Consumer prices fell by 0.1% between December 2008 and January 2009, reducing the annual inflation rate to 1.1%. Prince Edward Island joined the other two maritime provinces in having the dubious distinction of a negative inflation rate. This decline mainly reflected falling gasoline prices.
Lower fuel costs were partly offset by higher mortgage-interest costs due to higher real-estate prices than a year ago. But real-estate prices are now declining. Indeed, whereas total “shelter” costs increased significantly over the past year, they decreased during the past month. Falling real-estate prices will eventually join gasoline prices in putting downward pressure on annual inflation.

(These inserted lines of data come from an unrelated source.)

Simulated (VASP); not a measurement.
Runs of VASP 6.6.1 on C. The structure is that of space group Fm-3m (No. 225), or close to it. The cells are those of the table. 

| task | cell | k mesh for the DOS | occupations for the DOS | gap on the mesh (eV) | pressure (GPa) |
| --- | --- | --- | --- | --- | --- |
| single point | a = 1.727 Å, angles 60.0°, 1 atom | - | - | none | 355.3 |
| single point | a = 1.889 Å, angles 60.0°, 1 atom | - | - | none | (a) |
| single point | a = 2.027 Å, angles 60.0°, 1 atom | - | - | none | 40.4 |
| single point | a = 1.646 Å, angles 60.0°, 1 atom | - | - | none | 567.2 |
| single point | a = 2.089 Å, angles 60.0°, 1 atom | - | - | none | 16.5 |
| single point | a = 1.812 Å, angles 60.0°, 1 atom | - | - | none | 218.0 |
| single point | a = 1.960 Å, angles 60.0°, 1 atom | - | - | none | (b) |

However, the most worrying omen of deflation was the core inflation rate, which excludes both gasoline and mortgage-interest costs. Core inflation dropped from 2.4% in December to 1.9% in January. This change reflects a more generalized decline in consumer prices. In particular, core inflation is already below the Bank of Canada’s 2% target and the 2.1% rate that it projected for the first quarter of 2009 in its last Monetary Policy Report Update.
The fact that core inflation has fallen more quickly than expected worsens the risk of deflation and lessens the risk of rising inflation. This dynamic gives the Bank of Canada even more latitude to provide economic stimulus by cutting its target interest rate on March 3.